How Jeb Bush Is Thumbing His Nose At Voters With His Super PAC Scheme

04/27/2015 04:40 pm ET | Updated Apr 27, 2015
Scott Olson via Getty Images

WASHINGTON -- Former Florida Gov. Jeb Bush (R) is not running for president yet. Or, at least, that's what he would have everyone believe as he skips around the country raising tens of millions of dollars.

Since Bush claims not to be a candidate, he contends he's not bound by numerous campaign finance limits, including the prohibition against a candidate running a super PAC -- which is something he is doing now.

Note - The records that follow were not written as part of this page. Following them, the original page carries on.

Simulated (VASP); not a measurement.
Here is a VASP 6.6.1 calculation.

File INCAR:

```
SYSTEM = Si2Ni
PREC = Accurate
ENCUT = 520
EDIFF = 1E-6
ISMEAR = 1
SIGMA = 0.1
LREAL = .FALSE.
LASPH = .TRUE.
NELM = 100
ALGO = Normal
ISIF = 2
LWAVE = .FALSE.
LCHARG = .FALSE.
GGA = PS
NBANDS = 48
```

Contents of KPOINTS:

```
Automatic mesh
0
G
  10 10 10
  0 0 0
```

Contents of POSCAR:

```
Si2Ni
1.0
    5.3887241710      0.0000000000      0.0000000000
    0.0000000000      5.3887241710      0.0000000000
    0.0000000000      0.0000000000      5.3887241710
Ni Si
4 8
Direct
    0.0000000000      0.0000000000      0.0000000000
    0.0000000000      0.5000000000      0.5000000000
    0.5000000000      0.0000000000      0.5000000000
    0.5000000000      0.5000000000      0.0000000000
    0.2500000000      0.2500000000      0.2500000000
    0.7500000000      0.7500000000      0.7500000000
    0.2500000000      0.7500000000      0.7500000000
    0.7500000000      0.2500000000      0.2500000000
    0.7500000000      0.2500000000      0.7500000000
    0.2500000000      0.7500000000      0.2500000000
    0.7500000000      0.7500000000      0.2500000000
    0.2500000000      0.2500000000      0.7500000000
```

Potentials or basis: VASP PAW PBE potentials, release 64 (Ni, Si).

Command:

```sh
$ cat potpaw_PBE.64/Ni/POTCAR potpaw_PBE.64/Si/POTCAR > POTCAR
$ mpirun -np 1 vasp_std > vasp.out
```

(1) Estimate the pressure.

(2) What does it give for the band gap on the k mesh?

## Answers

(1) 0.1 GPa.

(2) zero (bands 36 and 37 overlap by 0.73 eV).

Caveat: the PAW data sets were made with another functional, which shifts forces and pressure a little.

Not everyone is buying Bush's argument that he should not be considered a candidate or the notion that a plan to let an "independent" super PAC run much of his campaign-to-be is legitimate. Democracy 21 President Fred Wertheimer, along with fellow advocates at the Campaign Legal Center, has already filed complaints with the Federal Election Commission against Bush and other White House hopefuls for acting like candidates while not following the rules that apply to individuals acting like candidates.

The Huffington Post talked to Wertheimer, a longtime campaign finance reformer, about what Bush is doing, how campaign finance watchdogs are responding and what laws ought to apply in this situation. The interview has been edited for length and clarity.

Multiple media reports indicate that Jeb Bush is planning to run a lot of his campaign out of the super PAC for which he is currently raising large contributions. How is this possible?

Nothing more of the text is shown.